Page 45 Review by Stephen
Three years after his initial run on DAREDEVIL, Miller returned to the power struggle between the eminently successful control freak Wilson Fisk (The Kingpin of crime posing as a legitimate businessman) and blind lawyer Matt Murdock ( highly respected, also eminently successful) who as the vigilante Daredevil has been a thorn in his side and so needle to his pride.
By the very fourth page the Kingpin has already won, although Matt doesn't know it yet.
Information is all and Wilson Fisk has enough at his disposal to bring down businesses, banks, generals and politicians. He's also just acquired the last piece he needs to destroy Daredevil: his secret identity, sold to a stranger by Matt's ex-girlfriend, desperate junkie and porn star Karen Page. She sold it for the price of a fix. So does the Kingpin go after Matt's friends and family? He does not. He goes after Murdock's reputation, his personal finances, even his very home; and he does so immediately, efficiently and effectively until the ghost of Matt Murdock is left helpless, homeless, penniless and not teetering on the edge, but cast into the pits of paranoid self-destruction.

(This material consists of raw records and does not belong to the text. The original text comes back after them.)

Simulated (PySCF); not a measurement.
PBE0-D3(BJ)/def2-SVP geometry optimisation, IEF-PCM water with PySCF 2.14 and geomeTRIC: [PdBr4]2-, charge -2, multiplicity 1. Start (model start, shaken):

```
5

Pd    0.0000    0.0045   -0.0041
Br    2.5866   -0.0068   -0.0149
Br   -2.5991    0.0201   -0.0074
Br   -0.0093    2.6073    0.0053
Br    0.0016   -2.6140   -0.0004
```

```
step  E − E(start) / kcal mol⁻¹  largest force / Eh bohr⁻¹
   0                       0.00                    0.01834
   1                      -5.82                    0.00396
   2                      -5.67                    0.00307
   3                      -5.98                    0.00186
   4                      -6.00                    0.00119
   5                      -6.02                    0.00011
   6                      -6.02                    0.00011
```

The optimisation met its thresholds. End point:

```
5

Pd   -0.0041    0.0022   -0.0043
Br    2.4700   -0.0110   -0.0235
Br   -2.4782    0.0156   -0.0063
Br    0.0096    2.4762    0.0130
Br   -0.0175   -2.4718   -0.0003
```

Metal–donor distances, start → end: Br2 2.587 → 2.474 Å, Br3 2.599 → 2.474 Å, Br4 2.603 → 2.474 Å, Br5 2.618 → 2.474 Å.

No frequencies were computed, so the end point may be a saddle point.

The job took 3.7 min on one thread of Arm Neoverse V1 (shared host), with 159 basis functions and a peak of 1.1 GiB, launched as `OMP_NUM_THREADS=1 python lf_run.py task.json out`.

All this, very early on. It's as much about salvation - about being born again - as it is about destruction. Everyone is tested, be it the spotless cop blackmailed into falsifying evidence or so-far resilient investigative reporter Ben Urich scared into submission, and as far as I'm aware it was the first time Matt's maternal heritage was explored at all. It also introduced amphetamine-driven uber-patriot Nuke, bringing with him an uncharacteristic guest-star in the form of Captain America. Matt's fall from financial grace is evoked with a power that will send a chill down anyone's spine in a recession like this.
Mazzucchelli, meanwhile, whose interests and aesthetics as displayed later in CITY OF GLASS and now ASTERIOS POLYP couldn't be further from those here, is an interesting hybrid of John Buscema and Miller himself, but whose splash pages are all his own. They're all either single figures or couples embracing, be it the nun and her son or Karen and Matt, not one of them gratuitous but instead carrying a real emotional and carefully balanced weight.